Mon 24 May 2010 – The Sustainable Aviation Fuel Users Group (SAFUG) has pledged continuing support to the Roundtable on Sustainable Biofuels (RSB), the Swiss-based body that is seeking to develop internationally approved standards in biofuel sustainability. The RSB has been hit by the recent resignations of two top biofuel trade organizations, the European Bioethanol Fuel Association (eBIO) and the European Biodiesel Board. In an open letter to the RSB Secretariat, SAFUG members said the RSB effort was pivotal in enabling the development of global and regional aviation fuel markets, and important for the future of the aviation industry.
In its letter, SAFUG said it supported the RSB multi-stakeholder process underway to develop “a robust, usable meta-standard, and implementation system for biofuel sustainability.”

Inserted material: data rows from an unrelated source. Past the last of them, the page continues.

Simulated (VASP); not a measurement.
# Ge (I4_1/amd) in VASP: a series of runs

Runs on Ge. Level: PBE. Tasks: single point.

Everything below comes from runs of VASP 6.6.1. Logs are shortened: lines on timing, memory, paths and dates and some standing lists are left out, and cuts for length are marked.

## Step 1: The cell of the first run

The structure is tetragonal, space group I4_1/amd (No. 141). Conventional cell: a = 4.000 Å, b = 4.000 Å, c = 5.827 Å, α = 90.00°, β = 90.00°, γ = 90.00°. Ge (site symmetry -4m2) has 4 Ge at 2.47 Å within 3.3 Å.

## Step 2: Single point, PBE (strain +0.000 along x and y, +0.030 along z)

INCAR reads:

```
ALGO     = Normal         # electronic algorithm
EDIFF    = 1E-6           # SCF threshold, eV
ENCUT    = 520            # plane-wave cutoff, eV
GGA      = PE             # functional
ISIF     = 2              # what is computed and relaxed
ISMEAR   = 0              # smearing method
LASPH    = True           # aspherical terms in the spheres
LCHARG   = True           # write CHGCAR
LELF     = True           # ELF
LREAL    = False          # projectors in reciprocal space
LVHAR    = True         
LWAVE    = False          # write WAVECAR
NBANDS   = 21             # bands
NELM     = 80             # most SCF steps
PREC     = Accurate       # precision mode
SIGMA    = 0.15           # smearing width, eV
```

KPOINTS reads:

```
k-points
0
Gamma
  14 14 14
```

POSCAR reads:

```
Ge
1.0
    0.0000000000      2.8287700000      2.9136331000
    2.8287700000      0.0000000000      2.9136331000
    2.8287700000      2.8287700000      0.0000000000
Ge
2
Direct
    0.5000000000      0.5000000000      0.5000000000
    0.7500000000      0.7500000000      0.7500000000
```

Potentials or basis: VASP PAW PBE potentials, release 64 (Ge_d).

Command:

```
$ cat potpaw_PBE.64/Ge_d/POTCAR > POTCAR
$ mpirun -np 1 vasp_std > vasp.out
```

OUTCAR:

Noting the challenge of implementing a harmonization of standards across regions of the world, where many separate standards were being pursued, SAFUG said the well-run RSB process would provide a global industry like aviation with the ability to utilize sustainable fuels by integrating and translating the different standards and common elements.
According to Terrance Scott, a spokesman for Boeing, a leading affiliate member of SAFUG, the group intends to work with biofuel developers, feedstock producers, NGOs, financiers and others towards a “solid” sustainability certification system that would work for all stakeholders on a global basis.
“This is not an easy thing, but it is an absolutely critical element,” he told GreenAir Online. “We do not support efforts, as some have pushed for, to end the multi-stakeholder nature of RSB at the expense of NGOs, end-users, workers’ rights groups and others to essentially effect a biofuel developers’ takeover of the RSB standard-setting process. Such efforts are simply not in the interest of anyone, including biofuel developers.”
More than 50 entities had signed similar letters of support for the RSB, Scott stated. “All want to ensure that the RSB standards and implementation process works, and recognize that process as the best hope for a harmonized system based on broad consensus,” he maintained. “This approach clearly overlaps with the aviation industry’s sustainable fuel supply interests. While national standards are going to vary, we do see enough common elements and that there is room for harmonization, and, via feedback, inter-regional dialogue and activities, and opportunities to enhance that harmonization process.”
Scott points to an initiative recently launched to explore the pathways and challenges to accelerate the development and commercialization of a sustainable aviation fuels industry in Australia and New Zealand. A study, ‘The Sustainable Aviation Fuels Road Map’, will be carried out by the Commonwealth Scientific Industrial Research Organisation (CSIRO), Australia’s premier scientific body, and will bring together a diverse range of stakeholders from airlines, engine and airframe manufacturers, biomass experts, fuel suppliers, government and NGOs.
“This is exactly the sort of regional assessment, using RSB as a framework, which is already helping to build a platform for future standards development efforts,” he said.
SAFUG airline members represent around 20% of the airline industry’s total fuel demand – around 40 million tonnes a year. British Airways’ Head of Environment, Jonathon Counsell, recently stated SAFUG had a target to supply a minimum of 600 million gallons of sustainable biofuel per year by 2015 into the airline sector (see story).